Mrs Thatcher reveals her ignorance of apartheid

By David Beresford in Johannesburg

MRS THATCHER gave a startling demonstration of her ignorance of apartheid and South Africa last week when, on her first visit to the country since 1972, she delivered a paean of praise to farmers for their treatment of black workers.

Seeming unaware that agriculture has long been the most scandalous sector of the South African economy as far as employment practices are concerned, Mrs Thatcher swapped compliments with the country's farm bosses on an estate outside the town of Stellenbosch on the second day of her tour of the country.

To cap the occasion, her hosts announced that a new variety of nectarine was being named after her, called "Margaret's Pride". In an exchange of puns over the new fruit, the farm leaders made their adoration of Mrs Thatcher clear, referring at one stage to Margaret's Pride as "one of our international winners".

She in return expressed her satisfaction at being compared with a fruit whose "influence" lives on long after the original product was created".

Clearly relaxed and possibly unguarded on what has been described as a private visit to South Africa, Mrs Thatcher's remarks would almost certainly have caused an outcry if she had still been in power.

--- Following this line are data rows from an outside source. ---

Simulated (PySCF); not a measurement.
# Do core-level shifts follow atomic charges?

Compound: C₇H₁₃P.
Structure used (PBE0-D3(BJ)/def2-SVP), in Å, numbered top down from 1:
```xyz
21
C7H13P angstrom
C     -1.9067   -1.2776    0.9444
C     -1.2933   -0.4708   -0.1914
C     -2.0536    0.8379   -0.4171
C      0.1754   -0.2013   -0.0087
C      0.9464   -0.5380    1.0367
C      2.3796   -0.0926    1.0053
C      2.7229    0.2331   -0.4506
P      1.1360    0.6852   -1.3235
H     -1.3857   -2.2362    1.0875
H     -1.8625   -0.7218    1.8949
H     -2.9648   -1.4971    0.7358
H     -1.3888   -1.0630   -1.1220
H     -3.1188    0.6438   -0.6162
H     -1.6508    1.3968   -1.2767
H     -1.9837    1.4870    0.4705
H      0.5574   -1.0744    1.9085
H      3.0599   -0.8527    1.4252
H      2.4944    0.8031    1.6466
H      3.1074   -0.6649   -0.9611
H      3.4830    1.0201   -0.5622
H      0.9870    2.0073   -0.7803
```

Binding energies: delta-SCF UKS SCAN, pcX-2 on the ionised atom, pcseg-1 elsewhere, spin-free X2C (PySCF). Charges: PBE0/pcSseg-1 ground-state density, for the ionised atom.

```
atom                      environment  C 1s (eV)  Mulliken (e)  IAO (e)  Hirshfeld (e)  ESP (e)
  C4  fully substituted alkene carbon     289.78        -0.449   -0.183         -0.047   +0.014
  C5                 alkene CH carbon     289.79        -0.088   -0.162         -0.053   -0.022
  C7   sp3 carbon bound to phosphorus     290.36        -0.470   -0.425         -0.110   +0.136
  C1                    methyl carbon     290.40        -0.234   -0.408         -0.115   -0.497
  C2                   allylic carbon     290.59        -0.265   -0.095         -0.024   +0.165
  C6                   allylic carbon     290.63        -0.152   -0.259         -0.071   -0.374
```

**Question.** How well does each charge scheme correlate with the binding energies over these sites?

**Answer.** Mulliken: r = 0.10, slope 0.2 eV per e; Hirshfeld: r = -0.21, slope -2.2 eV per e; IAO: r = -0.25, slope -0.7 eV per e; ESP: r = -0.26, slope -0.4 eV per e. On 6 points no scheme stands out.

Making no effort to qualify her antipathy towards sanctions over the years, she launched into an extraordinary tribute to the farmers, painting an idyllic picture of life on the land for their labourers, adding that "people did not actually work through what it means to the families in villages and on farms".

The latest government figures, for 1987, show that the 1.3 million blacks working in South Africa's commercial farming sector earned an average of about 215 pounds a year. They enjoy no protection on statutory minimum wages, conditions of service, health and safety standards, unemployment insurance, working hours, overtime pay, maternity leave, holidays and the like. The Labour Relations Act, which regulates industrial relations, specifically excludes them.

This discrimination is due almost entirely to the attitudes of the country's white farmers, who remain probably the most racist community in South Africa.

There have been some improvements in working conditions over recent years, particularly in vineyards of the Western Cape. But these reforms, which are limited, have been due largely to international pressure.

The effect of sanctions has been made clear by South African officials themselves. In 1987, for instance, the minister of agriculture, Greyling Wentzel, warned Parliament that the labour practices on the farms were creating problems in selling South African produce overseas. "The fact that we do not have labour legislation in regard to agriculture leads them to say that we are using slave labour," he said.

There are, in fact, many aspects of the labour system used on South Africa's farms which verge on slavery. They include what is known as the labour tenancy system, by which a contracting family sends one member to work for a farmer in return for access to the "white" land. Some farmers run separate labour farms, as human reservoirs to work their own fields.

The "tot system"--by which grape farmers pay their workers with alcohol instead of money--is also reported to remain in widespread use, even though it has been outlawed. Farms are also notorious for brutal murders of labourers who are treated as no more than chattels.

In her remarks Mrs Thatcher said it was notable that South Africa had had "very little trouble on the farms". She added: "It is, I think, one of the most interesting things in life that work in the rural areas on farms does involve very close contact between farmer and all of those who work; it is much more like a family."

It was, she said, "one of the most wholesome kinds of life that one can possibly imagine, and most satisfying and also very healthy". It "would have been a tragedy if we had upset that very excellent arrangement that you have".